When asked how it felt for the North Carolina baseball team to bounce back and beat N.C. State, 7-6, to secure UNC's first series win since March, junior shortstop Danny Serretti had two words to offer — "Freaking awesome.”
With a big grin on his face, after winning the biggest baseball rivalry in North Carolina, Serretti reiterated this simple message that head coach Scott Forbes ingrained in his team earlier in the week.
“I try not to curse and sometimes you have to come up with other words,” Forbes said. “I guess ‘freaking’ came out one day and the guys ran with it.”
However, the first 48 hours of the rivalry series were anything but "freaking awesome" for North Carolina.
Inclement weather allowed only one game to be played in the series’ first two days — a game the Tar Heels won 8-7. Thunderstorms forced the teams to play a Sunday double-header to complete the three-game stand.
The team used the sporadic stoppages as extra time to rewind and hone in on the details.
“Coach Forbes preached to the whole team to stick to your routine and that the tougher team was going to win,” Serretti said.
Yet, for the first game on Sunday, the tougher team was sporting red and white.
Behind three home runs, including a first-inning moonshot NCSU first-year Tommy White, the Wolfpack blew out the Tar Heels, 9-2. And with just a half-hour break between games, a quick mental reset was needed if North Carolina was going to come out on top.
“We knew going into the second game, what happened before didn’t matter,” sophomore Alberto Osuna said. “The second game was different.”
In the first inning, it was evident that the team was more focused.
At the top of the frame, first-year Vance Honeycutt skyed a two-run homer over the left field wall. With a single swing, the Diamond Heels matched the total number of runs they had scored in the previous game.
But in a rivalry of this magnitude, the early runs hardly suggested an easy win for North Carolina. Rather, it hinted at the ensuing heavyweight fight UNC would have on its hands for the next three hours.
After Honeycutt’s shot, N.C. State was quick to respond with two back-to-back solo homers in the bottom of the first. As the game continued on, when one team scored, the other would punch back.
In the eighth inning, trailing 6-5, Osuna came up to bat for the Tar Heels.

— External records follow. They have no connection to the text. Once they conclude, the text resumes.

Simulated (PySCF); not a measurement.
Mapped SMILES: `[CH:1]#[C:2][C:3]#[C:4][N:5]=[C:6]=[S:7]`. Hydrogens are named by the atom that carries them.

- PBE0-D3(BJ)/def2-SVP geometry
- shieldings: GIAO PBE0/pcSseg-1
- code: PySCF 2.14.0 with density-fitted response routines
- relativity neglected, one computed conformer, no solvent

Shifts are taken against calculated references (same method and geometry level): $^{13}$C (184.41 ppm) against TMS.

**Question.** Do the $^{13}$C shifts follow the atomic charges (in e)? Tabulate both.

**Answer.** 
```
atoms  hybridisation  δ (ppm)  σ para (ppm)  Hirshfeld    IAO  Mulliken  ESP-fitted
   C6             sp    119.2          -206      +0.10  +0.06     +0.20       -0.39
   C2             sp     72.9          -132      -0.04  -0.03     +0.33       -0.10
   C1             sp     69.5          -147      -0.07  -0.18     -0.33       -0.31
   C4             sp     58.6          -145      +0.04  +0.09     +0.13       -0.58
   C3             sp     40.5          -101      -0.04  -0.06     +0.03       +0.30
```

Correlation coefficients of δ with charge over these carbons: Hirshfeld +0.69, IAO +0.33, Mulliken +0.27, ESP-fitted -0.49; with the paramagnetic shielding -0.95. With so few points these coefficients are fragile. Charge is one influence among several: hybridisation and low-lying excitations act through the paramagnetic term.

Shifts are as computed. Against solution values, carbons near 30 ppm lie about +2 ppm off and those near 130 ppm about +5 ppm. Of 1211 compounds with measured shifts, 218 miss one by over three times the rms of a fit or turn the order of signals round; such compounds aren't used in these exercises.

Despite being the team’s most powerful slugger, Osuna’s bat was largely silent on Sunday, recording just one combined hit in the two games entering his final at-bat.
In spite of his struggles, he only needed one swing to make his mark on the storied rivalry. A swing that, by the sheer sound of the bat, everyone knew was sailing out of the park.
The two-run homer gave the Tar Heels the lead for good, as a storm of navy hats trampled the Walters State Community College transfer on his way back to the dugout.
Despite leading the team in home runs, and accumulating 40 so far in his collegiate career, Osuna's lone bomb in Raleigh has a clear ranking on his all-time list.
“It has to be number one,” he said. “It was awesome.”
As a sea of red darted towards the Doak Field exits following North Carolina’s win, the few fans in Carolina Blue could be seen hollering and pumping their fists.
One fan stuck out in particular — Forbes' father — a lifelong N.C. State fan that was now dressed head-to-toe in UNC gear.
Pumping his fists in the air with the widest smile on his face, only a single thought could come to one's mind.
A win on your rival's home field. The first series win in nearly two months. It doesn’t get much better — or freaking awesome — than that.
“It’s great to come in here and silence these Wolfpack ‘Wolfies,’” Serretti said.